The global entertainment landscape has undergone seismic changes over the past few decades, especially since the rise of mega-mergers and corporate takeovers. One of the most influential acquisitions in recent memory involves two titans of the industry: The Walt Disney Company and 21st Century Fox. The question on many people’s minds—especially fans of major networks like FX, National Geographic, and Fox’s international channels—is: Is Fox Networks Group owned by Disney? The answer is both complex and definitive. Yes, Disney owns most of what was previously known as the Fox Networks Group, but not all of it. Let’s explore the complete history, structure, and implications of this landmark media merger.
Understanding Fox Networks Group: What Was It?
Before we dive into Disney’s ownership, it’s essential to understand what the Fox Networks Group (FNG) was before being acquired.
Fox Networks Group was a division of 21st Century Fox, a sprawling media conglomerate created after the historic split of News Corporation in 2013. This division held a portfolio of television networks that operated domestically and internationally. Key networks under FNG included:
- Fox Broadcasting Company (home to popular shows like The Simpsons and 9-1-1)
- FX Networks (including FX, FXX, and FXM)
- National Geographic Partners (in partnership with the National Geographic Society)
- International broadcasting channels, such as Fox Networks in Latin America, Asia, and Europe
FNG was a powerhouse in global television content creation and distribution. Its programming combined scripted dramas, comedies, reality series, documentaries, and live sports, making it an attractive target in any media consolidation.
The Disney-Fox Merger: A Transformative Deal
The journey toward Disney’s ownership of key assets from 21st Century Fox began in 2017, when whispers of a potential acquisition surfaced. By December of that year, The Walt Disney Company officially announced its intention to acquire major parts of 21st Century Fox.
Deal Terms and Approval Process
Disney agreed to acquire 21st Century Fox’s entertainment assets in an all-stock transaction valued at approximately $52.4 billion. Later, after competitive bidding from Comcast, Disney upped its offer to $71.3 billion in a cash-and-stock deal, ensuring its dominance in the auction.
The deal was subject to extensive regulatory scrutiny. Governments in the United States, European Union, Brazil, Mexico, and others had to approve the acquisition. Disney was required to divest certain assets (primarily regional sports networks) to comply with antitrust regulations.

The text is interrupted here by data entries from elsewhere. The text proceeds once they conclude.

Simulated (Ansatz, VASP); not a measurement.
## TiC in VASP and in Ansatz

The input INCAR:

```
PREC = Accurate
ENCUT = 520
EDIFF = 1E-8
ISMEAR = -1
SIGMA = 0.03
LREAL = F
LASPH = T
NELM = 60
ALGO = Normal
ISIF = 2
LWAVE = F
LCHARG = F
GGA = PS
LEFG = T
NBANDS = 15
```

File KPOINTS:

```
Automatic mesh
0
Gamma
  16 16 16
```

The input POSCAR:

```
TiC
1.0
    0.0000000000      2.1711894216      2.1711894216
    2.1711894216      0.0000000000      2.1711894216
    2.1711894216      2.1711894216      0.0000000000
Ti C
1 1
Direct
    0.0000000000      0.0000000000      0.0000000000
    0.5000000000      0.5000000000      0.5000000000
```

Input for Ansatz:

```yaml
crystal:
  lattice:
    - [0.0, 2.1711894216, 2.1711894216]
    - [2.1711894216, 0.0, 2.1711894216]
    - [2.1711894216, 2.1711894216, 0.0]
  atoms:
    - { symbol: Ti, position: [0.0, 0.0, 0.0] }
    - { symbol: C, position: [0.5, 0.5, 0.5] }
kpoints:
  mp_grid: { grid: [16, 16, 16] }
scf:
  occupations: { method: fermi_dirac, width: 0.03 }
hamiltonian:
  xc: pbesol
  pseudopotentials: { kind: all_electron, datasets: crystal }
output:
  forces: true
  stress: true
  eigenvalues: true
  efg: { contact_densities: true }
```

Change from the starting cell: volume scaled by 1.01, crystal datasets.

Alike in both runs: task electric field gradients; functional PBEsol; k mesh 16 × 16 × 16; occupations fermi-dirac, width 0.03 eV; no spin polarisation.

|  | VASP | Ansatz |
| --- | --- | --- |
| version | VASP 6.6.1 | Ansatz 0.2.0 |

Finally, on March 20, 2019, the acquisition was finalized. This date marked a turning point in media history, effectively reshaping Disney’s portfolio and positioning it as the most powerful content company in the world.
What Assets Did Disney Actually Acquire?
It’s critical to clarify that Disney did not acquire all of 21st Century Fox. What Disney acquired were the entertainment and television production divisions—specifically those that aligned with its long-term goals in film, television, and streaming.
The key assets Disney obtained from the former Fox Networks Group include:
- FX Networks (FX, FXX, FXM)
- The international Fox Networks (operating in countries like India, Germany, and Australia)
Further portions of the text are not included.